PROBLEM CHILD The same scrappy defiance that made him a teenage scourge also made Louis Zamperini a hero. |
When Laura Hillenbrand was doing research for her first book, Seabiscuit, she kept coming across references to another fast-moving morale booster of the Depression: Louis Zamperini. Louie (as Hillenbrand calls him) wasn't shrimpy or knock-kneed like the equine champion, but for a while he too seemed anything but a hot bet. As a teenager, he'd turned into the town troublemaker of Torrance, California, a twit without a future who could nonetheless run like heck to get out of a jam. Seabiscuit and Louie shared a capacity to come storming up from behind, a talent that served as a metaphor for hope during the dreary, depressed 1930s.
Hillenbrand spent seven years amassing a mind-boggling amount of historical detail to tell Louie's story in Unbroken: A World War II Story of Survival, Resilience, and Redemption. Like Seabiscuit, this new book maintains tension even though its outcome was determined decades ago and is proclaimed in the title. Readers not drawn to war histories might all the same find themselves addicted to Unbroken, what with Hillenbrand's vivid style and flair for sneaking in suspenseful teasers. At one point, bored gunners shoot at whales and discover that bullets lose their speed just a couple of feet into the water. "One day, this would be very useful knowledge," writes Hillenbrand. Hmmm.

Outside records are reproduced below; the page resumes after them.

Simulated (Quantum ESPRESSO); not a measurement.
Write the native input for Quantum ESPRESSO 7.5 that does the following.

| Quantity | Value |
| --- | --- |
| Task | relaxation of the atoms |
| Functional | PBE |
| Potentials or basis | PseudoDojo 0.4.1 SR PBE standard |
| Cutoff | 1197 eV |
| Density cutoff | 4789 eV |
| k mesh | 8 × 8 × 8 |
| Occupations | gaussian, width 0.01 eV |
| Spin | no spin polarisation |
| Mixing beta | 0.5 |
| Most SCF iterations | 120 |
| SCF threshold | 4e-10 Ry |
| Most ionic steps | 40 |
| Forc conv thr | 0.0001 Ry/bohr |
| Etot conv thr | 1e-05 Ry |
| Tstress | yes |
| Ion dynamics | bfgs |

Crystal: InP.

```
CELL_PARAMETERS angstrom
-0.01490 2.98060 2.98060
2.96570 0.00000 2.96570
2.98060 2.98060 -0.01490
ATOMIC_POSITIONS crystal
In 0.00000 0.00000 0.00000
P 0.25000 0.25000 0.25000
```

Already a Depression-era high-school track star by the time he entered the Army, former problem child Louie ran a 4:14 mile on the morning of the day his clunker B-24 crashed into the central Pacific. He'd been fixated on making the 1940 Olympic team; all the running he'd been doing had left him in his best shape ever. His adolescent scrappiness was of a piece with his optimism and ingenuity. As a kid, we're told, "Louie had regarded every limitation placed on him as a challenge to his wits, his resourcefulness, and his determination to rebel. . . . Now, as he was cast into extremity, despair and death became the focus of his defiance."
Louie was stranded with another sturdy soul, his pilot, Russell Allen Phillips (a/k/a Phil), and the two spent hours grilling each other about their pasts, bent on preserving their sanity in the middle of a blank sheet of sea and sky. At one point, they launched into "White Christmas," singing it "over the ocean, a holiday song in June, heard only by circling sharks."
That Louie and Phil survived at sea for 47 days is astonishing in itself. That he then endured more than two years as a POW in Japan — starving, freezing, getting beaten, being used as a slave, living on top of a cesspool — might make a non-religious person start to reconsider.
When Louie tried to settle back into life in California, his torment translated into nightmares, booze, an almost broken marriage. What changed his life was hearing Billy Graham speak: in a second, he saw his survival as preordained. He came to see God behind everything that had happened, and he decided to spend his life as a Christian speaker. It's a tidy fairy-tale ending. Maybe too tidy — he once told a friend he hadn't felt anger in 40 years.